Tag Archives: beshalach

The legacy of the Exodus

Crossing the Red Sea
by Yoram Raanan

We are in the midst of that transformational epic Jewish creation myth known as the Exodus. This is the beginning of the discussion of our core identity a God who has freed us from bondage so that we may serve. There is an inherent tension in this idea freedom and service juxtaposed. But also at play is our meaning relative to this Eternal One. When do we actually count? Are we only meaningful in a corporate existence in the arc of history, or do individuals matter?

The narrative begs the question by leading with being remembered after 210 years sojourning in Egypt. Then God remembers and 600thousand with their families are lead out. We cross into the wilderness and begin a two-week trek to the Promised Land that takes 40 years, a deliberate amount of time so that the entire generation that was freed will not survive to reach their goal. What about those poor souls who suffered during 210 years of deteriorating conditions in Egypt? What about those poor souls who would have found satisfaction with enough food to eat and water to drink and would have returned to bondage just for those basic needs? There are many who did not make it along the way. What about them?

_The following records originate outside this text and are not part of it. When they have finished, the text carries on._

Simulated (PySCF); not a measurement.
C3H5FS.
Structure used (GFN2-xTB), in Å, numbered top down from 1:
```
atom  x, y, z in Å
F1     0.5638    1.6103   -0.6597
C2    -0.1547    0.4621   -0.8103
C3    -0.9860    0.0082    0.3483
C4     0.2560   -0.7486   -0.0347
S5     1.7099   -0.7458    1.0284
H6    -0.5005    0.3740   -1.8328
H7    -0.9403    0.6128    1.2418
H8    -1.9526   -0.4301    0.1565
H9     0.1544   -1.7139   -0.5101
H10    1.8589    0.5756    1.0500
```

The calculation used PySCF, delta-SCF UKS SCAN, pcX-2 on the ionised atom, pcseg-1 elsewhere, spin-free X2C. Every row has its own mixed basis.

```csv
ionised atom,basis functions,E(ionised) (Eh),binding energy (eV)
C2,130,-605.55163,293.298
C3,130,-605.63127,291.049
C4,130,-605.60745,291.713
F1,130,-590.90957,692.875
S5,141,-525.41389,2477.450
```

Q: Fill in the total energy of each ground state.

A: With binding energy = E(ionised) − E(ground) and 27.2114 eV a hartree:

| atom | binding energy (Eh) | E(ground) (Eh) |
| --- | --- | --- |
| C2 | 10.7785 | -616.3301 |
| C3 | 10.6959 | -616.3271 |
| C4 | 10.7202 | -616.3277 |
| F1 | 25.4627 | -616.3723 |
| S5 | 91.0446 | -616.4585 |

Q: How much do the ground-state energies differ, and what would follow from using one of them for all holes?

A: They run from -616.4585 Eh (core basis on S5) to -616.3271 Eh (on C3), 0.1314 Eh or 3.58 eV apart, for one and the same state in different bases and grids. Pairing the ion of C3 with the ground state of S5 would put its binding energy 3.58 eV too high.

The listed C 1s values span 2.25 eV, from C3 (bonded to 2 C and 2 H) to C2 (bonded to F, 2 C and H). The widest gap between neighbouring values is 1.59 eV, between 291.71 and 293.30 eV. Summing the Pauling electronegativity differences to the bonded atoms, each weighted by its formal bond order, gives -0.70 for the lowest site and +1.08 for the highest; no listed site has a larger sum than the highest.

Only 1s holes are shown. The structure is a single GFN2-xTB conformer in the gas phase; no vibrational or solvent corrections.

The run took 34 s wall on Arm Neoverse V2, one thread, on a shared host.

For so many of us, living in this new Promised Land came at the expense of untold millions who suffered harsh lives and died ignominious deaths at human hands that practiced hate. How do we remember them properly, with respect and the knowledge that were it not for them, we would not be here. Can we simply say “there but for the grace of God Go I” that we are merely the lucky ones? Aren’t we compelled to practice an active gratitude acknowledging and cherishing those who have come before to make our lives possible and using our blessings and positions to help those who continue to struggle, who have not experienced full redemption? Our tradition suggests that it is our responsibility, not God’s.

When we say goodbye to someone we grieve the loss as we should.   The tradition says Zichrono Livracha- May their memory be a blessing. Our task is to fulfill this aspiration and continue to journey.